The draw of Lucca is its well preserved city walls. This twelve-meter high fortification, built in the 16th and 17th centuries, held 126 cannons. Now used for more peaceful pursuits, the walls provide a leafy walkway with playgrounds. Within the walls is a pedestrian-friendly city with the lovely euro-mix of shops, restaurants, and cathedrals.
We had a recommendation to lunch at Buca L’Antonio and while the owner was not impressed that we had been sent by “Roberto, the ex-banker from Pisa,” we were impressed with our delicious meal. Mom loved her onion soup and her roast guinea fowl was a star of the meal. Bill loved his rabbit pasta, and Dad’s rabbit salad was very nice. Dad had a big plate of roast wild boar, which he warmed to after the first bite. I had zucchini ravioli for primo and Bill tucked in to roast pork.
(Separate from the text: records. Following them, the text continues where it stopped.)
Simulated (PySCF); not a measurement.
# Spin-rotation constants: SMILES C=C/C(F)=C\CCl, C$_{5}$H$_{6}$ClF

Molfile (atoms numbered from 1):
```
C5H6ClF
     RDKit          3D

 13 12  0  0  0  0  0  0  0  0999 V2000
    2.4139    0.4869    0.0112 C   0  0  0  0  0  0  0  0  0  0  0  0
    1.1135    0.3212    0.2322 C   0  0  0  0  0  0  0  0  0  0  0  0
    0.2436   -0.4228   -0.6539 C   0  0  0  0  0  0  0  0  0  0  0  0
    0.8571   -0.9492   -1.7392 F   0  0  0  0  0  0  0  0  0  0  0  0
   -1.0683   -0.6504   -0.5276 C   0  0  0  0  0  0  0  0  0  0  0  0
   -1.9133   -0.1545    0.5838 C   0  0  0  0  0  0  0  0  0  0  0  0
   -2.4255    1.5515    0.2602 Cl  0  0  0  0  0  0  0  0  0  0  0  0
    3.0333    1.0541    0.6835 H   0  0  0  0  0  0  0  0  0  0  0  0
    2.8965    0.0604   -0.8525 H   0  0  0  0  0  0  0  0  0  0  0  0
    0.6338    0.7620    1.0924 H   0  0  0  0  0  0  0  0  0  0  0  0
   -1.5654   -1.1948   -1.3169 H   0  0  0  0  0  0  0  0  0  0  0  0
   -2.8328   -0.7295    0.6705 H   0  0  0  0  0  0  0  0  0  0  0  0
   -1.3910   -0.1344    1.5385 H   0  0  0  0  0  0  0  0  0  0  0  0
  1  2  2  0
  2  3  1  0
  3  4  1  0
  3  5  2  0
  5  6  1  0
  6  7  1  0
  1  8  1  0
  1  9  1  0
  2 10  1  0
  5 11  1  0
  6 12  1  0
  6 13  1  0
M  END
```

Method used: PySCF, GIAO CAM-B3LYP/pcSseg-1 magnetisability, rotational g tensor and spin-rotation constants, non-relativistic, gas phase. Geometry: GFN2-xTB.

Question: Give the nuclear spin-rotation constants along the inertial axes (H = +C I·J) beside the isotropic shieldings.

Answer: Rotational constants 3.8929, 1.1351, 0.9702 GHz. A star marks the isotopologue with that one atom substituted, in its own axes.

After lunch we wandered the rainy streets, shopping a little and taking refuge in the Church of Ss Paolino e Donato, the parish church of one of Lucca’s most famous residents, Giacomo Puccini. Just being in Lucca gave Mom a bit of the operatic spirit.
We left Lucca around 4:30 for a dark, rainy and occasionally harrowing drive to a farm called Barbialla Nuova Fattoria in Montaione.